Changes to type-based dispatch
The smart match operator ~~ is no longer commutative. The behaviour of a smart match now depends primarily on the type of its right hand argument. Moreover, its semantics have been adjusted for greater consistency or usefulness in several cases. While the general backwards compatibility is maintained, several changes must be noted:

* Code references with an empty prototype are no longer treated specially. They are passed an argument like the other code references (even if they choose to ignore it).
* %hash ~~ sub {} and @array ~~ sub {} now test that the subroutine returns a true value for each key of the hash (or element of the array), instead of passing the whole hash or array as a reference to the subroutine.
* Due to the commutativity breakage, code references are no longer treated specially when appearing on the left of the ~~ operator, but like any vulgar scalar.
* undef ~~ %hash is always false (since undef can't be a key in a hash). No implicit conversion to "" is done (as was the case in perl 5.10.0).
* $scalar ~~ @array now always distributes the smart match across the elements of the array. It's true if one element in @array verifies $scalar ~~ $element. This is a generalization of the old behaviour that tested whether the array contained the scalar.

The full dispatch table for the smart match operator is given in "Smart matching in detail" in perlsyn.

Smart match and overloading
According to the rule of dispatch based on the rightmost argument type, when an object overloading ~~ appears on the right side of the operator, the overload routine will always be called (with a 3rd argument set to a true value, see overload.) However, when the object will appear on the left, the overload routine will be called only when the rightmost argument is a simple scalar. This way, distributivity of smart match across arrays is not broken, as well as the other behaviours with complex types (coderefs, hashes, regexes). Thus, writers of overloading routines for smart match mostly need to worry only with comparing against a scalar, and possibly with stringification overloading; the other common cases will be automatically handled consistently.

~~ will now refuse to work on objects that do not overload it (in order to avoid relying on the object's underlying structure). (However, if the object overloads the stringification or the numification operators, and if overload fallback is active, it will be used instead, as usual.)
Other potentially incompatible changes

* The definitions of a number of Unicode properties have changed to match those of the current Unicode standard. These are listed above under "Unicode overhaul". This change may break code that expects the old definitions.
* The boolkeys op has moved to the group of hash ops. This breaks binary compatibility.
* Filehandles are now always blessed into IO::File.

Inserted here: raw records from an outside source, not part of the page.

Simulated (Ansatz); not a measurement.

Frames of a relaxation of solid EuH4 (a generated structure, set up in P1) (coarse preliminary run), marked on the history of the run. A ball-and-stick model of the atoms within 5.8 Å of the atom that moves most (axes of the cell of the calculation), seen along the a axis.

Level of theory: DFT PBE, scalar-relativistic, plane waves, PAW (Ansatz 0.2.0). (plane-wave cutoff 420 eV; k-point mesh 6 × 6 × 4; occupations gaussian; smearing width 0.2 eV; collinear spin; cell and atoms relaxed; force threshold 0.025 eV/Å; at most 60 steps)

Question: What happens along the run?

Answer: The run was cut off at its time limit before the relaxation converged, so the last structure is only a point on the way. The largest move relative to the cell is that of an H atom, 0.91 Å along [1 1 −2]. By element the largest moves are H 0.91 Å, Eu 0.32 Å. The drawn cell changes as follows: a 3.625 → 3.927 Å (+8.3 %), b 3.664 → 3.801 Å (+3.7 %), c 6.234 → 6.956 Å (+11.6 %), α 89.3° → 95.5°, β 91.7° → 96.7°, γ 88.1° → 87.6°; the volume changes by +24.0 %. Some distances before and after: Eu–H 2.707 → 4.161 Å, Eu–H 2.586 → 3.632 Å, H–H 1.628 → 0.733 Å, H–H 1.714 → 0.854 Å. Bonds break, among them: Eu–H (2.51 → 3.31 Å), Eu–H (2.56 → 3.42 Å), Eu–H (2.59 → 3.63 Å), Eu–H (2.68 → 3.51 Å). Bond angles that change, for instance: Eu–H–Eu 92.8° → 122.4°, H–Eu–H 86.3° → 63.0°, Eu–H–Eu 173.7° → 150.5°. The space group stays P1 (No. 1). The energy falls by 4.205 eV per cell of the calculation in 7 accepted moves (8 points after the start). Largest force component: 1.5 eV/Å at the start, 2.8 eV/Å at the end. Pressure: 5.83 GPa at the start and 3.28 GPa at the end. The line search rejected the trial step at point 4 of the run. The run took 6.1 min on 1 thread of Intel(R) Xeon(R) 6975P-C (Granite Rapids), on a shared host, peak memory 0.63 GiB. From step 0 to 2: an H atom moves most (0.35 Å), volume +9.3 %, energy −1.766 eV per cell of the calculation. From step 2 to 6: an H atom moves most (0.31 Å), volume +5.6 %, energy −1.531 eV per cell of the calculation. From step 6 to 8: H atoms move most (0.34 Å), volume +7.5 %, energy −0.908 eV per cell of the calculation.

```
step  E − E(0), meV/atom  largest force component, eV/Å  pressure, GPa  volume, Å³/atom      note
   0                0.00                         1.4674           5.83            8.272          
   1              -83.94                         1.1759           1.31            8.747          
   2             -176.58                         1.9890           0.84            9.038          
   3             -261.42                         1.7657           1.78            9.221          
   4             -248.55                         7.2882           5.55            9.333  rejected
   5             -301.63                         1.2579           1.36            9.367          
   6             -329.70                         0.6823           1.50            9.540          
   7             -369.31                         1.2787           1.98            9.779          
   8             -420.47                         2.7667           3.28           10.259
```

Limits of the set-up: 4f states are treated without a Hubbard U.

The previous behaviour was to bless Filehandles into FileHandle (an empty proxy class) if it was loaded into memory and otherwise to bless them into IO::Handle.
* The semantics of use feature :5.10* have changed slightly. See "Modules and Pragmata" for more information.
* Perl's developers now use git, rather than Perforce. This should be a purely internal change only relevant to people actively working on the core. However, you may see minor difference in perl as a consequence of the change. For example in some of details of the output of perl -V. See perlrepository for more information.
* As part of the Test::Harness 2.x to 3.x upgrade, the experimental Test::Harness::Straps module has been removed. See "Modules and Pragmata" for more details.
* As part of the ExtUtils::MakeMaker upgrade, the ExtUtils::MakeMaker::bytes and ExtUtils::MakeMaker::vmsish modules have been removed from this distribution.
* Module::CoreList no longer contains the %:patchlevel hash.
* length undef now returns undef.
* Unsupported private C API functions are now declared "static" to prevent leakage to Perl's public API.
* To support the bootstrapping process, miniperl no longer builds with UTF-8 support in the regexp engine.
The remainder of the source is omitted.